Rethinking the Equatorial Mount: iOptron’s CEM40


iOptron CEM40 center-balanced equatorial mount. Credit: iOptron

iOptron’s center-balanced equatorial mounts (CEM) have a quirky-looking design and boast impressive specifications and payload capacity. Does the CEM40 deliver on its promise?

Pros: Accurate tracking, very stable, portable.

Cons: Needs a computer for polar alignment.

The iOptron CEM40 is unlike a traditional German equatorial in that the declination axis is not collinear with the counterweight arm, with the axis and arm instead offset to opposite ends of the right ascension (RA) axis.

The effect of the offset is, even at low latitudes, the center of mass of the telescope and the counterweight are both over the center of the tripod or pier. The result is the CEM40 can carry a payload greater than German equatorials of a similar weight. Its specified payload is 40 lbs (18 kg).

If you are new to iOptron mounts, there are a few things you will need to get used to. First, the RA and declination axes are free-running when they are unlocked. This makes it easy to attain perfect balance, but it also means that you must support the weight of the telescope whenever you unlock an axis; there is no gradual declutching. You must also unlock the RA axis when the mount is stored, so that any shocks in storage or transport will not damage the gears, and remember to lock it again when you remove it from its case.

The CEM40 is compact for portability. Credit: iOptron

You also need to keep in mind iOptron’s “zero” position, which is distinct from the “park” position. In the zero position, the telescope points to the celestial pole and is exactly vertically above the RA axis, and setting it is an essential part of the initial alignment setup. There is a handset option to seek the zero position, that is quite accurate, but many users set the unloaded mount to the zero position with a spirit level and make alignment marks with adhesive tape to have a visual reference.

Polar alignment is simple with the included iOptron iPolar electronic polarscope. After initializing the software (very well described in the documentation), the software will plate-solve what the polarscope sees, then place a cross on the image at the location of the pole and a dot where the RA axis is pointing. You merely adjust altitude and azimuth until the dot and cross coincide, then secure the mount to its pier or tripod.

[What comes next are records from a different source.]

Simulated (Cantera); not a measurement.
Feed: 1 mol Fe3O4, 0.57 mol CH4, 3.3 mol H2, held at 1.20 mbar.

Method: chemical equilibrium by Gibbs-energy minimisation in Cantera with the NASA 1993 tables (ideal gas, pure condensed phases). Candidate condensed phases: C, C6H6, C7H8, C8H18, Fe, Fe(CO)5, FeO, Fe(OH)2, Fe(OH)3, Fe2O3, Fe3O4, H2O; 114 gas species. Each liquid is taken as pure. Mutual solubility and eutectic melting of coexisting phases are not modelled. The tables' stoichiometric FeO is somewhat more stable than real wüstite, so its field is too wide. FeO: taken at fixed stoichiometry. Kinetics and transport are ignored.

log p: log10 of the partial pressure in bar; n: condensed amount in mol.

Once you have set zero position and attained polar alignment, you are nearly ready to go. A GPS dongle sets your time and location in the iOptron Go2Nova®8407+ handset. A one-star alignment will compensate for any error in the zero position, and a full three-star alignment will also compensate for any cone error. If I take care with my initial setup, I usually find that a one-star alignment is sufficient to get the target onto my CCD chip. Tracking is excellent; unguided three-minute exposures at 714mm focal length show no sign of trailing. Periodic error is specified to be a maximum of 7 arcseconds, and the mount has permanent periodic error correction so you can compensate for this.

If you wish to guide, there is a standard ST4 guider port in a block on the dovetail saddle. The block also houses a USB 2.0 port and a 5.5mm 12V power socket. You can thread cables through the mount and this ability, combined with the on-board sockets and ports, makes for very tidy cable-management. If you wish to run the CEM40 remotely, the RA drive housing makes a perfect platform for a Raspberry Pi computer.

I have the basic version of the mount. There is also a CEM40-EC option that has an encoder in the RA axis and a specified periodic error of <0.25 arcseconds, and an iGuider option that has a built-in guidescope in the dovetail saddle. For me, it’s a keeper.

MSRP: $1998


About Stephen Tonkin

I first tried to use binoculars for astronomy in 1957, when my father took me outside to see if we could spot Sputnik. I was hooked! In 2011, I started The Binocular Sky website, to promote this aspect of astronomy. This led to me being invited to write a monthly Binocular Tour for BBC Sky at Night Magazine, for which I also write equipment reviews and articles on practical astronomy. I also teach astronomy courses, am a STEM ambassador, and do practical astronomy outreach with people of all ages. I am a speaker on the UK astronomy society circuit.